Speaking to policymakers and clients at an event in Berlin, Deutsche Bank CEO Christian Sewing confirmed the internal probe, noting that "we do have a big interest in continuing to get to the bottom [of both cases]. Hence in the case of Danske, we started another internal investigation."
The Financial Times first reported the story.
According to the Financial Times and other media reports, between 2007 and 2015 Deutsche Bank acted as a correspondent bank for Danske's Estonian branch, which is suspected of laundering €200 billion from former Soviet states. During that time, Deutsche Bank reportedly cleared more than €160 billion through the single, small branch.
The Frankfurt-based lender quit its role clearing dollars for the branch in 2015 after its internal controls began to flag a rising amount of suspicious transactions, which the bank reported to authorities.
Deutsche Bank is the subject of a criminal investigation into suspected money laundering linked to one of its former subsidiaries that was revealed by the Panama Papers data-leak in 2016.
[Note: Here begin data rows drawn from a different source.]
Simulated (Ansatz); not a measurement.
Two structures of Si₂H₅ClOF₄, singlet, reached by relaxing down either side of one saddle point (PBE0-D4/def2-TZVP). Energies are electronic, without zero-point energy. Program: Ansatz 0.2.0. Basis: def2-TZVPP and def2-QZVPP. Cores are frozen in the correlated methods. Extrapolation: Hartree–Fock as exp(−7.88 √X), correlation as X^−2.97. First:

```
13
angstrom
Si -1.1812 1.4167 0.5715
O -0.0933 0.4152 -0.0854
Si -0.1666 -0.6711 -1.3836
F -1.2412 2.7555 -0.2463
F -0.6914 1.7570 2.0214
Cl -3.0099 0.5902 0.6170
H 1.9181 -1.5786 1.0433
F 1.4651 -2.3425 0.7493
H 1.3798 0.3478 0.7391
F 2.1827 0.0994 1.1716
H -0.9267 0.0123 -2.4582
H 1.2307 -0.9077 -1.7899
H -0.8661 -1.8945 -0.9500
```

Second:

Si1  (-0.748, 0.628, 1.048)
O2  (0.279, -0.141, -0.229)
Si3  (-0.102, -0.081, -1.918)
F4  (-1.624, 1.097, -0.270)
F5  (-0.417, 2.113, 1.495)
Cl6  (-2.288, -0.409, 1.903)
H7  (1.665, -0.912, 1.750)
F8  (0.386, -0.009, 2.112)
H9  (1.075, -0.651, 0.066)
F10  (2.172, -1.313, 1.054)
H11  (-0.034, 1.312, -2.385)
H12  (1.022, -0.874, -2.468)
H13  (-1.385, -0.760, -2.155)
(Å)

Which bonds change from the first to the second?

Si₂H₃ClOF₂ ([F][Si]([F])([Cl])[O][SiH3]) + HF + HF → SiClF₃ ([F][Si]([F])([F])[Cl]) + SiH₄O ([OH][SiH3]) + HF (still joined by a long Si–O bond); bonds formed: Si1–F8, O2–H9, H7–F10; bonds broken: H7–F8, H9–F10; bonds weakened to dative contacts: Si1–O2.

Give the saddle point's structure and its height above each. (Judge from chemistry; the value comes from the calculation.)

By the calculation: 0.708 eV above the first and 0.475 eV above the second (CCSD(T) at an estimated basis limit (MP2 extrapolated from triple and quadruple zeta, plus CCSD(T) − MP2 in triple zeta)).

"So far, we do not have any evidence for misconduct on our side," said Sewing, referring both to the Panama Papers investigation as well as the Danske issue.
"We have the highest interest in regaining lost trust," Sewing said. "And we are thankful to the many clients who have stood by us in the past weeks as well."
Shares in Deutsche Bank gained more than 5% on Wednesday on the New York Stock Exchange, rising 37 cents to $8.99.